Dialog is one of the most critical parts in many types of literature; it can be used to move along the plot and can even add necessary detail or imagery to a scene. It is essential in literary works, to show or carry out the storyline in a way that the underlying themes and goals, are observed through action, rather than blatant and extensive explanations. In the short story “Harmonia”, the dialog often played a supportive role in the carrying out of actions. The story focuses on the efforts of a corn farmer, by the name of Diane Schmidt, to create a large music festival in pursuit of lifelong aspirations. In looking in the second passage of the third scene lies a fitting attestation to the formative role of dialog in this short story.
In the lines before the dialog of interest, the writers explain to readers that Johnny Summer, a then new-age musician, and his manager have been tirelessly preparing the schedule for an upcoming tour (the PHEONIX et al., scene 3). This narration offers readers a situation without including out too much detail in a long drawn-out explanation. Instead the writers continue into a specific encounter between Diane Schmidt and the manager of Summer’s team over the telephone. It’s evident that the manager has been quite overwhelmed in his preparations, and the following clearly portrays his emotions, in his quick objection to Diane’s phone call without even completely understanding as to why she has called in the first place. This dialog accomplishes the creation of a logical and entertaining scene, in a more imaginative and vivid manner than an explanation could have.

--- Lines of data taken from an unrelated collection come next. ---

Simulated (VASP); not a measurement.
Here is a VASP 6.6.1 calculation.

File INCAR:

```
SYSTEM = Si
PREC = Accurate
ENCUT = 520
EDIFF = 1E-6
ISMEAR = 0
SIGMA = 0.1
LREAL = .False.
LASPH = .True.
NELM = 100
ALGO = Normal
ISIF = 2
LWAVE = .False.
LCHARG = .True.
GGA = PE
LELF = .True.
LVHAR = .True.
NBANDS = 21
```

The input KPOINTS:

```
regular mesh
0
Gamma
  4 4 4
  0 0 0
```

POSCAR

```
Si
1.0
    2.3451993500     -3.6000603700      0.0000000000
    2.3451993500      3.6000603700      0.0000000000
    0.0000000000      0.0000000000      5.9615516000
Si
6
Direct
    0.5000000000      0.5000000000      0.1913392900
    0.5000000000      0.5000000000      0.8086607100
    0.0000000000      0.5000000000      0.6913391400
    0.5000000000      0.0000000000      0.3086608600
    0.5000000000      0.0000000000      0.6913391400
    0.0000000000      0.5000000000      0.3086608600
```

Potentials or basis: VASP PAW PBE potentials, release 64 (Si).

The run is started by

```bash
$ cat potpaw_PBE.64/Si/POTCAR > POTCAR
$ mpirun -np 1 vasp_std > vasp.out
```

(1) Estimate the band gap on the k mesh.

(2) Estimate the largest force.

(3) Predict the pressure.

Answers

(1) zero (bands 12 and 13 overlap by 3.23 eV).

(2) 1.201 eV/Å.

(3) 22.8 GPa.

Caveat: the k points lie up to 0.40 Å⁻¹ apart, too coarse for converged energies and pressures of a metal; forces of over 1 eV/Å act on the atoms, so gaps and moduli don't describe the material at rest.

Along with the portrayal of the characters emotions and stances, the dialog also reinforces a common theme shown throughout the short story. Diane is frequently rendered as the underdog in many of the initial interactions within the story, and this scene is no exception. In scenes before and after the one at hand, Diane is put at the mercy of Mr. Roccafella, a railroad monopolist and businessman. The constant depiction of Diane as being dismissible is quite necessary to the overarching themes of the writing. Considering the time period of the story (1950’s), it was quite rare for a woman to be put in such a powerful role with high stakes in the action of the plot. It can be determined by the writers’ rhetorical and characterization decisions that “the triumph of the underdog” and feminism were formative thematic topics in the making of this story.